Robert Tanitch reviews Promises Promises at Southwark Playhouse, London SE1
Billy Wilder’s film, The Apartment, which starred Jack Lemmon, Shirley MacLaine and Bill Murray, won many awards in 1960.
Written by Wilder and I A L Diamond, it is a serious adult comedy: a witty-sour satire on sexual mores and corporate ethics.
Chuck Dexter, a shy young man, ambitious to succeed in business and seeking promotion, ingratiates himself with his immediate superiors by hiring out his apartment to them for their adultery
Adultery and pimping, plus attempted suicide, might do very nicely for a musical by Bertolt Brecht and Kurt Weill but it certainly wasn’t the norm for audiences who enjoyed Broadway musicals.
But the musical had the advantage of Burt Bacharach’s music, Hal David’s lyrics, Neil Simon’s book, Robert Moore’s production, Michael Bennett’s choreography and Robin Wagner’s sets.
Promises Promises was a big success in New York and London.
You can’t go far wrong with Bacharach and Moore and Bennett gave the sad, bitter, cynicism plenty of drive and energy. I enjoyed it hugely.
Southwark Playhouse has always been a good place to catch up with musicals you may have missed.
Bronagh Lagan directs and Cressida Care choreographs this revival, its first London revival since 1969.
Gabriel Vick has the Jack Lemmon role. Lemmon is a hard act to follow. C C Dexter was one of his most memorable performances.

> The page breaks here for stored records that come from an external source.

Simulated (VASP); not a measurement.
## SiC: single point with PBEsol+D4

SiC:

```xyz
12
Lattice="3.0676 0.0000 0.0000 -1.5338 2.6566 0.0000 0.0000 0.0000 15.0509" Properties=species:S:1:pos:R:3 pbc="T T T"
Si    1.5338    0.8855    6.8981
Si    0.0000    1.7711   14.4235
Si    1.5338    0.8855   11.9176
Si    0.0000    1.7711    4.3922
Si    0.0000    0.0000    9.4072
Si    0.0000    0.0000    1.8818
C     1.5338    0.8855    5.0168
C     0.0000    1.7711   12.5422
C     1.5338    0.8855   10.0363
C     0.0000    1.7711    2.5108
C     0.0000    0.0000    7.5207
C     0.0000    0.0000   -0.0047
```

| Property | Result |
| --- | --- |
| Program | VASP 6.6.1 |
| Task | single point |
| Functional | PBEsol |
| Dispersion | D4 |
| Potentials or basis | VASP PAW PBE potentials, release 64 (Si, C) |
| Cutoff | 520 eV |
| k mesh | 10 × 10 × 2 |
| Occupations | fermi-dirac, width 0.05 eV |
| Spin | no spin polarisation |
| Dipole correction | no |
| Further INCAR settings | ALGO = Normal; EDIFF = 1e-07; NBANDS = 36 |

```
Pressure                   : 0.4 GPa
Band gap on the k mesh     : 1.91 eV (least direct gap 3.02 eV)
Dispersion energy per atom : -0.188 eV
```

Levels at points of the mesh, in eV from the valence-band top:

Daisy Maywood gets to sing the hit-songs, “A House is Not a Home” and “I’ll Never Fall in Love Again.”
Maywood plays the waitress Chuck loves. Neil Simon gets a lot of comic mileage out of what Chuck would like her to be saying to him and what she actually says.
Alex Young as a woman who picks up Chuck in a bar and John Guerrasio as a doctor give good comic value.